This is the first anthology of fashion criticism, a growing field that has been too long overlooked. Fashion Criticism aims to redress the balance, claiming a place for writing on fashion alongside other more well-established areas of criticism.
Exploring the history of fashion criticism in the English language, this essential work takes readers from the writing published in avant-garde modernist magazines at the beginning of the twentieth century to the fashion criticism of Robin Givhan-the first fashion critic to win a Pulitzer Prize-and of Judith Thurman, a National Book Award winner. It covers the shift in newspapers from the so-called “women's pages” to the contemporary style sections, while unearthing the work of cultural critics and writers on fashion including Susan Sontag and Eve Babitz (Vogue), Bebe Moore Campbell (Ebony), Angela Carter (New Statesman) and Hilton Als (New Yorker).

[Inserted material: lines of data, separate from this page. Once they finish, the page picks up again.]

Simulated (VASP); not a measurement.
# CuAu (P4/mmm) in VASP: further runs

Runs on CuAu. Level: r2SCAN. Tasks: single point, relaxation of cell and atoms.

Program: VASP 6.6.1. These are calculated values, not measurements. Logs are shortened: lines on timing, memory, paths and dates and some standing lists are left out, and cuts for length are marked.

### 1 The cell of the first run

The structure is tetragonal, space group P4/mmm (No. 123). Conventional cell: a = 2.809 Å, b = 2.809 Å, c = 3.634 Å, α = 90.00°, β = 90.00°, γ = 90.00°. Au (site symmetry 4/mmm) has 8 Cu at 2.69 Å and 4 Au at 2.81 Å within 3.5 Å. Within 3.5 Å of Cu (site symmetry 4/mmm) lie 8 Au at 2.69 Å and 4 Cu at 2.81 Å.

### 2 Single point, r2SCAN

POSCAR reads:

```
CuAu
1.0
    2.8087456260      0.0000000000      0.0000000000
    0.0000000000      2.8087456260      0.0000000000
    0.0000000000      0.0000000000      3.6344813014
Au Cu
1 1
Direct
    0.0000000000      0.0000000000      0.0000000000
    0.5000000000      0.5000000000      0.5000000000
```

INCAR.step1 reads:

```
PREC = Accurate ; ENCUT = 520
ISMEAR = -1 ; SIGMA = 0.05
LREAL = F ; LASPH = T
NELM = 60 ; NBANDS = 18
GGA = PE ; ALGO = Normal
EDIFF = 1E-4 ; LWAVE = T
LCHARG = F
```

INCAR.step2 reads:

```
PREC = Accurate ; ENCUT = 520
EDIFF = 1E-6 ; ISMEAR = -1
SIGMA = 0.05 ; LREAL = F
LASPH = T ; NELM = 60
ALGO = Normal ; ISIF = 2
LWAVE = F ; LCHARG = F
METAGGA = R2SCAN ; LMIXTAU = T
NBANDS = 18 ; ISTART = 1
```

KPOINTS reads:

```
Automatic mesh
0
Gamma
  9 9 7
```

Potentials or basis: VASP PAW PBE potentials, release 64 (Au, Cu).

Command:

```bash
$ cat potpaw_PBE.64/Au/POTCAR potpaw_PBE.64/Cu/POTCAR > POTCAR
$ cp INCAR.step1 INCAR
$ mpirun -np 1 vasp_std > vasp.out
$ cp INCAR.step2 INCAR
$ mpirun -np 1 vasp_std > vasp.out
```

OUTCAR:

Examining the gender dynamics of the field and its historical association with the feminine, Fashion Criticism demonstrates how fashion has gained ground as a subject of critical analysis, capitalizing on the centrality of dress and clothing in an increasingly visual and digital world. The book argues that fashion criticism occupied a central role in negotiating shifting gender roles as well as shifting understandings of race.
Bringing together two centuries of previously uncollected articles and writings, from Oscar Wilde's editorials in The Woman's World to the ground-breaking fashion journalism of the 1980s and today's proliferation of fashion bloggers, it will be an essential resource for students of fashion studies, media and journalism.